I think $k$ should range from $0$ to $n-1$ (everywhere), rather than from 1 to $n$. I'll suppose that for now and come to the original question later. The minimal polynomial will be equal to the characteristic polynomial if and only if it is of degree $n$, by the Cayley-Hamilton theorem (assuming the characteristic polynomial is defined as unitary). This is equivalent to $M^0$, ... , $M^{n-1}$ being linearly independent in the vector space of matrices (since then the minimal polynomial cannot have degree less than $n$).
Now apply your hypothesis with for $a$ a standard basis vector: all entries zero except one, say $a_i=1$: let $b,c$ be vectors valid for this $a$. Write a hypothetical linear dependency $\mathbf0=d_0M^0+\cdots+d_{n-1}M^{n-1}$ between the matrices, and sandwich both sides between $^tb$ on the left and $c$ on the right. In the right hand side all terms vanish except $d_iM^i$ which becomes $d_i$. Thus that coefficient must be $0$, and the same goes for all other coefficients, so the linear combination is trivial. Whence the independence of the first $n$ powers of $M$.

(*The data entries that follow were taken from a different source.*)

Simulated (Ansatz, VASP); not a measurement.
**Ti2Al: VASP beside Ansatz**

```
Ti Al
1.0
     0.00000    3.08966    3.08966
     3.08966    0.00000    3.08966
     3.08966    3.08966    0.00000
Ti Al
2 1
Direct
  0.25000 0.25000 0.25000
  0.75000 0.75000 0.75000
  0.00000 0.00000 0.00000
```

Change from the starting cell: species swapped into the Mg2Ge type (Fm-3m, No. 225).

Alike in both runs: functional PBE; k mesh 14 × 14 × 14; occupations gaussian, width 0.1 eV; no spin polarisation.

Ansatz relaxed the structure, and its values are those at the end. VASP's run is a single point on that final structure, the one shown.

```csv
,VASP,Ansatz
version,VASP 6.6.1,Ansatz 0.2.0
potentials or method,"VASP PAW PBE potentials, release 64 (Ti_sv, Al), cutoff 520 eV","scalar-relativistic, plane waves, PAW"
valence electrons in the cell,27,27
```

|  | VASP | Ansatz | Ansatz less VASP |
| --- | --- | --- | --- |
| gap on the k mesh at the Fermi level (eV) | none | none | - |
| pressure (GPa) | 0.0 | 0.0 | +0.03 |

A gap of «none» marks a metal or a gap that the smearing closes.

Finally with the hypothesis given for $k$ running from 1 to $n$, the same argument shows that $M^1$, ... , $M^n$ are linearly independent. This is not equivalent to the first $n$ powers being independent (think of a nilpotent matrix of nilpotency order $n$) but it is stronger: if $M^0$, ... , $M^{n-1}$ were linearly dependent, then by multiplying by $M$ one finds that $M^1$, ... , $M^n$ are also linearly dependent.